Storage management preparation before disaster

I lost some storage yesterday. It looked like this:

SSD[ LUKS{ LVG( LV<ext4> ) } ]

i.e. an entire ssd, luks-encrypted, logical volume group containing a single logical volume which itself contained a single ext4 partition. (There’s a PV in there, too, but I’m out of matching brackets.:slight_smile: ) The LUKS bit worked, but nothing I tried could make sense of the LVG. I ended up rebuilding it as

SSD[ LUKS{ ext4 } ]

b/c it’ll never be expanded and the extra layers just caused confusion. Fortunately/ridiculously, the whole thing is a backup volume for the local machine, so I just ran my backup script after wiping, reconfiguring, and mounting it at the same mount point. There’s no indication of hardware failure; for this discussion, let’s assume the hardware is okay.

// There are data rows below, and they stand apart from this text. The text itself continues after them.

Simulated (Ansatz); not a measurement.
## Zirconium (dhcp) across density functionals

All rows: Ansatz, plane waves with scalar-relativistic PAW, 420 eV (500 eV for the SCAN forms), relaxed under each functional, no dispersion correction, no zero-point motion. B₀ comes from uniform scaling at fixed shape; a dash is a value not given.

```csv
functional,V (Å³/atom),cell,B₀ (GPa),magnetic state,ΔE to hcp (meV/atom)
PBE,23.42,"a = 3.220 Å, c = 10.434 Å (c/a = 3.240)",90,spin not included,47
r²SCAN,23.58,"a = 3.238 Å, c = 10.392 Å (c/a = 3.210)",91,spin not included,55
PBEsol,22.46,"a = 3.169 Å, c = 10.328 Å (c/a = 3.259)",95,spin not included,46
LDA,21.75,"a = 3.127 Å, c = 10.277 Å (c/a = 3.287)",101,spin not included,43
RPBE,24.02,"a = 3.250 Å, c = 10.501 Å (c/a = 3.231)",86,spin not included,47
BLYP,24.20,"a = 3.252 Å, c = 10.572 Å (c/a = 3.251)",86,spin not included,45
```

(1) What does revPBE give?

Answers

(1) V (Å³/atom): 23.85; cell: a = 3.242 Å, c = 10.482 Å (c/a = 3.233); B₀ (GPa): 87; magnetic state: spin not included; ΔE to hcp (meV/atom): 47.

My question is, could I have, or should I have, done something to simplify recovering from this sort of failure? Possibly w/o losing the month’s worth of daily backups? I’m an LVG/LV novice (as if that isn’t obvious). There seemed to be some options in the pv*, vg*, and lv* commands to restore or repair damaged headers etc., but they apparently expect to be given previously gathered data. The tutorials I initially followed to set this up didn’t go into gathering such info prophylactically or how to use it to recover from damage.

LVM is most useful on servers where you need flexible space management to dynamically create/remove/resize volumes, efficiently utilize non-contiguous space fully abstracting from the hardware, use RAID for redundancy and rely on high availability for live OS migration.

A simple backup service might not need all of the above features, but data integrity, compression and deduplication are important, and you can utilize it with Btrfs, although Ext4 is also a good choice if you prefer simplicity and stability above all else.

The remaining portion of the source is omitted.